"The Paradox of Open Closed Systems: Why ETH Zurich Needs the Humanities More Than Ever"
Stanford University's Sepp Gumbrecht lectures on Humanities in Higher Education
Thursday, 12 May 2016, 17.15 – 18.15 hr
ETH Zurich, Semper Aula HG G 60
Registration: external page https://www.bit.ly/Sepp-Gumbrecht
Hans Ulrich Gumbrecht is Stanford University's Albert Guérard Professor in Literature in the Departments of Comparative Literature and of French & Italian (and by courtesy, he is affiliated with the Department of Iberian and Latin American Cultures/ILAC, the Department of German Studies, and the Program in Modern Thought & Literature). As a scholar, Gumbrecht focuses on the histories of the national literatures in Romance language (especially French, Spanish, and Brazilian), but also on German literature, while, at the same time, he teaches and writes about the western philosophical tradition (almost exclusively on non-analytic philosophy) with an emphasis on French and German nineteenth- and twentieth-century texts. In addition, Gumbrecht tries to analyze and to understand forms of aesthetic experience 21st-century everyday culture.

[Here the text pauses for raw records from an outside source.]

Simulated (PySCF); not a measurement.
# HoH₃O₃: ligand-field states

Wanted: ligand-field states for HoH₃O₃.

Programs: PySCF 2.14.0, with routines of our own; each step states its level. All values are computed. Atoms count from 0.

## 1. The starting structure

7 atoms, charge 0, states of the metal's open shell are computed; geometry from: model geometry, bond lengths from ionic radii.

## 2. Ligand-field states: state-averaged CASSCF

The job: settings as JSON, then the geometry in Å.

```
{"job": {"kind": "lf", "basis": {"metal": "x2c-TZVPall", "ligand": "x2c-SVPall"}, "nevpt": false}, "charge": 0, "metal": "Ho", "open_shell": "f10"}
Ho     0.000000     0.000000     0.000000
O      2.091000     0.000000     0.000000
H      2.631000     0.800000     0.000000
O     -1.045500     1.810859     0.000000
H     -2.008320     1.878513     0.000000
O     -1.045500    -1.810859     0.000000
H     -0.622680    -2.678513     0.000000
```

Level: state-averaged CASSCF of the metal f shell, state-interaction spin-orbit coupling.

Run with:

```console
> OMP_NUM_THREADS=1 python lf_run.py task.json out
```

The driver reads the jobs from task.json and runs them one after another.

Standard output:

Over the past forty years, he has published more than two thousand texts, including books, translated into more than twenty languages. In Europe and in South America, Gumbrecht has a presence as a public intellectual; whereas, in the academic world, he has been acknowledged by eight honorary doctorates in six different countries: Canada, Denmark, Germany, Hungary, Portugal, and Russia. He has also held a large number of visiting professorships, at the Collège de France, University of Lisbon, University of Manchester, and the Catholic University of Rio de Janeiro, among others.
A book project tentatively entitled “Prose of the World: Diderot, Goya, Lichtenberg, and Mozart and an End of Enlightenment” is in preparation, for publication in 2016.